Saturday, June 19, 2010

The Insane

By E.C. Ejiogu, Sahara Reporters

The first time I visited London, some of the several aspects of the city that caught my attention were the statutes of mostly those historical personalities who were involved in empire-building adventures abroad placed in the public squares. I even noticed that virtually all of them showed gaunt-looking individuals. This is particularly true about those of them from humble origins. I found that observation quite thought-provoking. This was to the degree that sent me on a foray to the library when I returned. It wasn’t long after that when I came across a book entitled Durable Inequalities (1998) by the historical sociologist Charles Tilly, who died a few years ago, which opened my eyes to the extensive scarcity of nourishments in that clime in the era toward 1800. I learnt from this book that even the English aristocracy and their French counterparts were not immune to the afflictions from the scarcity of nourishments that prevailed in English society and France during the era. One of the conclusions that I drew from all that is that hunger was one of the primary inducements of the quest by the British and French during the era in question for colonies in Africa, Asia, and elsewhere.

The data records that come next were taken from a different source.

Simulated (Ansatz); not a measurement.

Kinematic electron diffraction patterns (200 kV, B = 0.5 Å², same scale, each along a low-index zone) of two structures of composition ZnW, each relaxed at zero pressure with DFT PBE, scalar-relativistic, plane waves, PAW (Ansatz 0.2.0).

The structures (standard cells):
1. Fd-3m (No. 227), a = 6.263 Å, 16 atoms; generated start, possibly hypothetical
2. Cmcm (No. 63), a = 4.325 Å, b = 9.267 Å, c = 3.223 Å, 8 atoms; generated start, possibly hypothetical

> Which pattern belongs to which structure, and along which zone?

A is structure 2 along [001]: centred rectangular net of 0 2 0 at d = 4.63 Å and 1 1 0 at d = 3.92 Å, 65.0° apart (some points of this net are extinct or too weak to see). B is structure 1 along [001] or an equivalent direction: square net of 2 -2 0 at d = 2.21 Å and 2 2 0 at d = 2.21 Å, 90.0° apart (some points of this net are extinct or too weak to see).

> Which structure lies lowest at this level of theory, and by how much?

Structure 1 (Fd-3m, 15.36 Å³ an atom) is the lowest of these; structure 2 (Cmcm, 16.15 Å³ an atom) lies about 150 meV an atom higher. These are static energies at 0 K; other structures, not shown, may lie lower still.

Wherever I go, I hardly take observations that I make each day of the goings-on around me for granted at all. Things just don’t happen. They have causal links. Since the early 1990s when the political circumstances tenable in the geographical space that became a country called Nigeria by the doing of British men who were induced by hunger to embark on empire-building adventures in the Niger basin, compelled me to leave its shores, I have been privileged to travel some beyond the US where I first landed. Each place and everywhere that I have been, I encounter individuals from all the nationalities in Nigeria except the Hausa-Fulani: On Oxford Street in London, there’s hardly a time when I uttered a word of Igbo or Yoruba loudly that I didn’t see many faces turn in my direction. In down-town Jo’burg, South Africa, it’s the same. On the two different times that I wandered the malls in Canberra and Brisbane, Australia lonely, the rare black faces that I ran into turned into Igbomen, one of whom even happened to have studied at the University of Nigeria, Nsukka just like me. Why doesn’t whatever it is that drive people from other nationalities out of Nigeria in stupendous numbers do the same to the Hausa-Fulani—the nationality that claims the largest share of Nigeria’s estimated population of 150 million people plus?

Sequel to General Ibrahim Badamasi Babangida’s criminal annulment of MKO Abiola’s June 12 victory at the polls in 1993, the mobilization that it triggered world-wide amongst people from the space called Nigeria was devoid of them, I mean the Hausa-Fulani. The few of them who were in the US on all-expense paid scholarship were quickly corralled into what they called the Zumunta Group by the Nigerian Embassy as irritants to that mobilization here.

One is not bothered by why the Hausa-Fulani are not in the crisis-induced exodus from the geo-political space that the British made them share with the rest of the nationalities that call the Niger basin home. The reason for that is not even hidden from an observant child who is privy to what Nigeria is. The concern is rather about why educated people from nationalities in the lower Niger—the Igbo, Yoruba, the Bini Commonwealth, the Niger Delta peoples, et al have refused to re-calibrate their attitude towards the Nigeria project and even their understanding of what can be done to face it down and impose the right solution on it. I wasn’t there at the just-concluded second session of the shadow Parliament convened in New York last week by individuals from the space that exists as Nigeria, but a prominent participant confirmed to me yesterday that he couldn’t think of any Hausa-Fulani participant. Where is the logic in your continuing identification with Nigeria? Is there anything wrong with staking out your definitive claims in this Nigeria beyond the mantra of political correctness, which blindly accepts Nigeria as a given? What is wrong with changing tact to make the quest for justice for all as the corner stone of a Nigeria? Why would the inhabitants of the Niger Delta whose homeland is completely devastated by reckless hydrocarbon extraction be content with pay-offs by people who reside far away from that devastation? Would the world come to an end today if Nigeria is sorted out to reflect the nationalities that constitute it?

Someone defined insanity to me the other day as doing the same thing over and over again and expecting a different outcome each time. In the epigram to his memoirs that he aptly titled, My Family and Other Animals, the late naturalist, Gerald Durrell opined that: “There is joy in madness which only but madmen know.” Clinging to Nigeria this way might be joyful, but it seems like madness to me all the same.

E.C. Ejiogu, PhD, is a political sociologist.